Modeling and formally reasoning about distributed systems with faults is a challenging task. To address this problem, we propose the theory of Validating Labeled State transition and Message production systems (VLSMs). The theory of VLSMs provides a general approach to describing and verifying properties of distributed protocols whose executions are subject to faults, supporting a correct-by-construction system development methodology. The central focus of our investigation is equivocation, a mode of faulty behavior that we formally model, reason about, and then show how to detect from durable evidence that may be available locally to system components. Equivocating components exhibit behavior that is inconsistent with single-trace system executions, while also only interacting with other components by sending and receiving valid messages. Components of system are called validators for that system if their validity constraints validate that the messages they receive are producible by the system. Our main result shows that for systems of validators, the effect that Byzantine components can have on honest validators is precisely identical to the effect that equivocating components can have on non-equivocating validators. Therefore, for distributed systems of potentially faulty validators, replacing Byzantine components with equivocating components has no material analytical consequences, and forms the basis of a sound alternative foundation to Byzantine fault tolerance analysis. All of the results and examples in the paper have been formalised and checked in the Coq proof assistant.

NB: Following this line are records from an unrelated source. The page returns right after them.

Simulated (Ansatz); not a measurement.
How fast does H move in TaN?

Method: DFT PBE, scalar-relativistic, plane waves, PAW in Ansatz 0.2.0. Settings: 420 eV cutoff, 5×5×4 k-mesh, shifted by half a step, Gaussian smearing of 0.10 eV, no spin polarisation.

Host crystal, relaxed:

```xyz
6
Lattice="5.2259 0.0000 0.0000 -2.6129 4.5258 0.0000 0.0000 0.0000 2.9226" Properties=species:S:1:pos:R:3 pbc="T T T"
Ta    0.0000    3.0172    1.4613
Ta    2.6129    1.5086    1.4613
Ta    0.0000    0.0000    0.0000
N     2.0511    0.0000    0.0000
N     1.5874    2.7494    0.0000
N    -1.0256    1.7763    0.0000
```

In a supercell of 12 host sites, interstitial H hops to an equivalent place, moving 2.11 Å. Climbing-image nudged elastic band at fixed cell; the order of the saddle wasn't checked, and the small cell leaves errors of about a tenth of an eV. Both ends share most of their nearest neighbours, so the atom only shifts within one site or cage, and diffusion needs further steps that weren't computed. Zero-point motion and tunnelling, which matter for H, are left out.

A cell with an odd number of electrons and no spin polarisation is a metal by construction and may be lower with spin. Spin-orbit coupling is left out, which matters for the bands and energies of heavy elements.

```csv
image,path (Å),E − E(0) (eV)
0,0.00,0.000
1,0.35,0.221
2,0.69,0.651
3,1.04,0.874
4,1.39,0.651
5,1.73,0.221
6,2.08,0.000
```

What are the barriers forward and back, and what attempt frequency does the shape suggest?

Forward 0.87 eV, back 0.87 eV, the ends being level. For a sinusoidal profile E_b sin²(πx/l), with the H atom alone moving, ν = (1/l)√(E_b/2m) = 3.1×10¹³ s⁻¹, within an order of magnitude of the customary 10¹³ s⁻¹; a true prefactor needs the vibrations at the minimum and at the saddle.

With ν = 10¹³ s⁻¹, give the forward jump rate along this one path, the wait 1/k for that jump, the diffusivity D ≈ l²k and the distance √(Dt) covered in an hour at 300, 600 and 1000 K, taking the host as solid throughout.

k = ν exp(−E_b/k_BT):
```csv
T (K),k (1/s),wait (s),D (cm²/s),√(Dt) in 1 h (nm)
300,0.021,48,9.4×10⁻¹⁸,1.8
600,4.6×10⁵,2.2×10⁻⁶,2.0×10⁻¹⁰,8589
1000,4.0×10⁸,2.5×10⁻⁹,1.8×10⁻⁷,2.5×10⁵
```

翻译：对带有故障的分布式系统进行建模和形式化推理是一项具有挑战性的任务。为解决此问题，我们提出了验证标记状态转换与消息产生系统（VLSMs）的理论。VLSMs理论提供了一种通用方法，用于描述和验证其执行过程可能受故障影响的分布式协议的性质，并支持一种“正确性自构建”的系统开发方法论。我们研究的核心焦点是“含糊”（equivocation）——一种故障行为模式，我们对其进行了形式化建模、推理，并展示了如何基于系统中组件本地可获取的持久证据来检测它。含糊组件表现出与单迹系统执行不一致的行为，同时仅通过发送和接收有效消息与其他组件交互。如果系统组件的有效性约束能验证其收到的消息可由该系统产生，则该组件被称为该系统的“验证器”（validator）。我们的主要结果表明：对于由验证器构成的系统，拜占庭组件对诚实验证器造成的影响，与含糊组件对非含糊验证器造成的影响完全相同。因此，对于由潜在故障验证器构成的分布式系统，用含糊组件替代拜占庭组件不会带来实质性分析差异，并构成了拜占庭容错分析的另一种可靠基础。本文中的所有结果和示例均在Coq证明助手中进行了形式化验证与检查。